This is an ADDENDUM to the BYTEmark documentation. Specifically, this addendum addresses the changes made to the BYTEmark benchmarks in order to port those tests to Java.

General

* The MINSECONDS parameter was dropped. This parameter allows you to select the minimum number of seconds a test would run. We deemed this parameter redundant with the confidence-interval mechanism (because the latter verifies that 5 test scores are received that are sufficiently "clustered".)

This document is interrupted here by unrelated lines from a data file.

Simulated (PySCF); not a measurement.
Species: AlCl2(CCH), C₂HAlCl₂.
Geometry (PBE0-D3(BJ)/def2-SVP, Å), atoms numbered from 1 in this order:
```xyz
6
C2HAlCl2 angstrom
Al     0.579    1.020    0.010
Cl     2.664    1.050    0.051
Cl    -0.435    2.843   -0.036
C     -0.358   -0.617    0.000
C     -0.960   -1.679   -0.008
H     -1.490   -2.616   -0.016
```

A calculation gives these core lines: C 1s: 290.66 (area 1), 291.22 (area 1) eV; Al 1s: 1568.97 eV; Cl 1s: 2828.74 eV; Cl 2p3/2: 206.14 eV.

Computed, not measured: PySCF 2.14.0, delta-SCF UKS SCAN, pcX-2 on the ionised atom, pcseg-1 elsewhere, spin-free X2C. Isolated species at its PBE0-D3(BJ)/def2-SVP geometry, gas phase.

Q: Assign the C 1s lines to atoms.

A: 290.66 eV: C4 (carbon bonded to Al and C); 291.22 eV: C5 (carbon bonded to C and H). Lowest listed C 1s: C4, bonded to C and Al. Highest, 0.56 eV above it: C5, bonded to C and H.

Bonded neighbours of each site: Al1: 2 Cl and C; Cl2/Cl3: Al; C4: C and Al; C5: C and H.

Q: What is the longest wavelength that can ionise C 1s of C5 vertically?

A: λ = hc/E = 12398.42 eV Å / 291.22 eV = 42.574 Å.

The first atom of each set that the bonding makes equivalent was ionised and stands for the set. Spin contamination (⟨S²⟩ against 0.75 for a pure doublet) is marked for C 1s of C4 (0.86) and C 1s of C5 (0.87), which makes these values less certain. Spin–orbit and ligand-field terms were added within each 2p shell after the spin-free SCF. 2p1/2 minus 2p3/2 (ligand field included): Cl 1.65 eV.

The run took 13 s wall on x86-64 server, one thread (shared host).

* Most of the default array sizes are changed with the Java version. We did this mainly to keep the runtime of the entire benchmark down to something reasonable (Java runs slower than "equivalent" compiled C).
  The defaults are:

Size of array in numeric sort: 8111
Size of array in string sort: 4111
Size of bitfield array: 32768
Number of bitfield operations per iteration: 30
Size of arrays in emulated floating point: 250
Size of matrix in assignment algorithm: 51 x 51
Size of text block in IDEA test: 4000
Size of text block (uncompressed) in Huffman test: 5000
Number of patterns in Neural Net test: 5
Size of matrix in LU Decomposition: 101 x 101

* Note that in the original test, it was not possible to use parameters in the command file to alter the size of 2D matrices (such as used in the Assignment algorithm test and LU Decomposition test). This is possible with Java, and parameters are in place that allow you to change the size of the arrays.
  However, if you do this, your results will not be comparable with BYTE default values. (The system will produce indexes for you, but they will be meaningless.)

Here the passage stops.